To borrow from my last post, I love the slogan, "Run Your Feelings."
I do gather pleasure from running in scenery, sounds, and smells. I love the aroma of a campfire at the lake. I groove on the rolling mountains overlooking the dam. When I'm not bee bopping to the music on my IPod, I take note of sound surround. Last time, I watched swimmers paddle parallel to the dam and found myself jealous. The water moving under their control had a musical refreshing quality to it, especially in climbing temperatures. I feel privileged in sharing the song of morning birds. Birds just sound more peaceful in the morning, as if their expression is a gentle heralding of the day. Their basic trill and twitters are like whispering vespers of praise.
We've even been treated to chalk drawings on the path from campers encouraging us to press on in rainbows and signs that say, "Go! You can do it!"
The most pleasing sensory stimulations are fragrances atomized from seasonal flowers. I like Jasmine, Honeysuckle, and Gardenia. A favorite is that of the Mimosa bloom. It reminds me of childhood in Florida. It grows all over the South. It is considered an invasive plant. How can something so natural, so beautiful, be a harassment?
The mimosa plant is notorious for overtaking open land, such as vacant lots in urban or suburban areas and roadsides. These invasive plants can be especially problematic along waterway banks because their seeds can easily be carried in water to other areas. The plants usually grow in thick clusters, which limits the availability of sunlight and nutrients for other plants.
Read more: Mimosa Plants | eHow.com http://www.ehow.com/about_6308805_mimosa-plants.html#ixzz20H5ylqyX
It's like A Tree Grows In Brooklyn by Betty Smith. Francie Nolan describes a certain tree that likes poor people and thrives in cement with wire cages fencing it. Such plants have a knowing expression to them. They understand that we need beauty. We crave it, wild and free.

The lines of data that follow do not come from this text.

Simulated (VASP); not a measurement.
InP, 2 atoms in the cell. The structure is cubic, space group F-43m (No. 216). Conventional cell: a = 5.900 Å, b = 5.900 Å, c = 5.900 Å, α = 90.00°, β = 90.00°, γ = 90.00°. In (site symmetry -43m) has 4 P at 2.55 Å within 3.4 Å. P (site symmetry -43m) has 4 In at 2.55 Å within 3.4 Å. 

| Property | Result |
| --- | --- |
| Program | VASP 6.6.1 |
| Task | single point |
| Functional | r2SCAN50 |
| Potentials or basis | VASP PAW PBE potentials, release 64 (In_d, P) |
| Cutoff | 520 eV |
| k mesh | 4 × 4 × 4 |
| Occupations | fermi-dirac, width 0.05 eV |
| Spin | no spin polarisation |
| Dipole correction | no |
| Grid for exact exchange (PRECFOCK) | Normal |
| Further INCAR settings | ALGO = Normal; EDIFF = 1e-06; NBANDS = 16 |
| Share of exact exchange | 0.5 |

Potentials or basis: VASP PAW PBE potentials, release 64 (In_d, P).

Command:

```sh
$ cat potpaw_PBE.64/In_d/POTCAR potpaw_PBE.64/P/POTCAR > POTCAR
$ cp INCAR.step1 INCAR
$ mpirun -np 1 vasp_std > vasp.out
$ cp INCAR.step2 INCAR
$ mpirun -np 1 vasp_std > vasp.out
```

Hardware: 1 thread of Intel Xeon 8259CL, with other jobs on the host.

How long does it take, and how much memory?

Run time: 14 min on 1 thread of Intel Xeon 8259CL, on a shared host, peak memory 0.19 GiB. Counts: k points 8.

The Mimosa looks like it belongs on a vanity dresser paired with powder and set alongside a golden hairbrush and sparkling mirror. It smells like it looks. Powdery, pink, soft... yet with a tropical zing to it. So feminine and unique.
If it could be bottled in a perfume, I'd wear it.
I wonder as I run with the others if they take in the Mimosa and what do they glean from this race? What small pleasures charge their batteries? What gives them a reason to finish?